Archive for the ‘basics’ Category »
One of my more popular posts is 10 things all prot warriors should know about. Basically a quick cheat sheet of stuff you should know about this class, aiming at fresh warrior tanks. This is the version updated for 4.0.3. Enjoy! Experienced warriors, if you have a tip to add to this list, please comment!
- Build threat based on priorities – Do not make the mistake of using a set rotation. For ideal TPS, choose your next ability based on its priority: Shield Slam > Revenge > Shockwave > Concussion Blow > Rend > Devastate for single-target situations, Rend > Thunderclap > Shockwave > Revenge > Shield Slam > Devastate for AoE. On single targets and with no other warrior or feral druid in the group, try to get your 3 Sunders in asap. Pay attention to Sword&Board procs.
- Use your selfheal – In tricky situations when your health dips low, use your selfheal. What heal? Enraged Regeneration. Before you use it, make sure that you also use all health increasing effects first: Commanding Shout, trinkets like any of the Battlemaster ones, e.g. Heart of Thunder, Last Stand. The higher your max-health, the more health will be returned. If you need numbers, Last Stand and Enraged Regeneration will restore 39% of your health in 10 seconds. Here’s the macro that I use:
/cast Berserker Rage
/cast Last Stand
/cast Enraged Regeneration
- Stamina is still our best stat – It’s not the end all be all that it was in WotLK, but it’s still pretty darn useful.
- Dodge is our weakest avoidance stat – It will become more important as we get into higher tiers of content, but at the moment both Mastery and Parry provide better avoidance. However, you want to keep your avoidance stats balanced, so keep Dodge fairly close to your Parry.
- Mastery is our best avoidance stat – The magic avoidance number to head seems to be 75% Parry-Dodge-Block, and Mastery is the big stat of the day at the moment. Having large amounts of mastery will smoothen the damage you take and will make it easier to heal us as well.

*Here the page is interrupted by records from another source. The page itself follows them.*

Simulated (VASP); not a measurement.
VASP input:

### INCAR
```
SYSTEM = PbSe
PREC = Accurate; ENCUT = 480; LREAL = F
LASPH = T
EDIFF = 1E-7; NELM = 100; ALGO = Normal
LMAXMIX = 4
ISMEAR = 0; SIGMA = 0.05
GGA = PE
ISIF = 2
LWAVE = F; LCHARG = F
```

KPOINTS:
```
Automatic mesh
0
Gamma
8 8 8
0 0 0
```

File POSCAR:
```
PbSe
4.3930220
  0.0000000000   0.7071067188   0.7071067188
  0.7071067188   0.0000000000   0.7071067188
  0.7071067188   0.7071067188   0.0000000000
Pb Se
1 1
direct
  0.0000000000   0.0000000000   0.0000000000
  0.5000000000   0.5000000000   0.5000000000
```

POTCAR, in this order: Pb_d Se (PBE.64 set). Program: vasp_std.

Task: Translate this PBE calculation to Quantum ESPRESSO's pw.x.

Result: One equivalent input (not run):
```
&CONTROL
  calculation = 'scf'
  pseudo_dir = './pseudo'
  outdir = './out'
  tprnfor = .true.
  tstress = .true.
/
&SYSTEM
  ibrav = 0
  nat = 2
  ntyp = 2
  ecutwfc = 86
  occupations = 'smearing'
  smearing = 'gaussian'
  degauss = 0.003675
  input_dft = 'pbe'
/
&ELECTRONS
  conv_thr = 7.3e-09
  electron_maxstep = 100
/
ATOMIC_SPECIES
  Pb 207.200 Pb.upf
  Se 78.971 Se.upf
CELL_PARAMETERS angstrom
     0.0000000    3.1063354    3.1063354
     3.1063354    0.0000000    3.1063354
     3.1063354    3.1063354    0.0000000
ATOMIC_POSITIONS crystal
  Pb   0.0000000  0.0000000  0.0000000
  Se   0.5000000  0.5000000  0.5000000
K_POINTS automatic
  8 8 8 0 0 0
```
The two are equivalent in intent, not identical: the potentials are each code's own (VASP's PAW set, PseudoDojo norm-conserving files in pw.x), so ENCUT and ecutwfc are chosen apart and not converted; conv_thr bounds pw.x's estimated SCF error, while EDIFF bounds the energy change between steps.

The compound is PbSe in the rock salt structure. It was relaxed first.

- Intervene for fun and profit – With the advent of Warbringer, there are many fun options for this overlooked ability. There are multiple encounters where you can ensure your survivability by using Intervene on a ranged party member. As example, Asaad in Vortex Pinnacle
and Erudax in Grim Batolis an encounter where you are supposed to stand in a safe zone. You can continue building threat on Asaad as he casts and Intervene on your party members before the cast lands.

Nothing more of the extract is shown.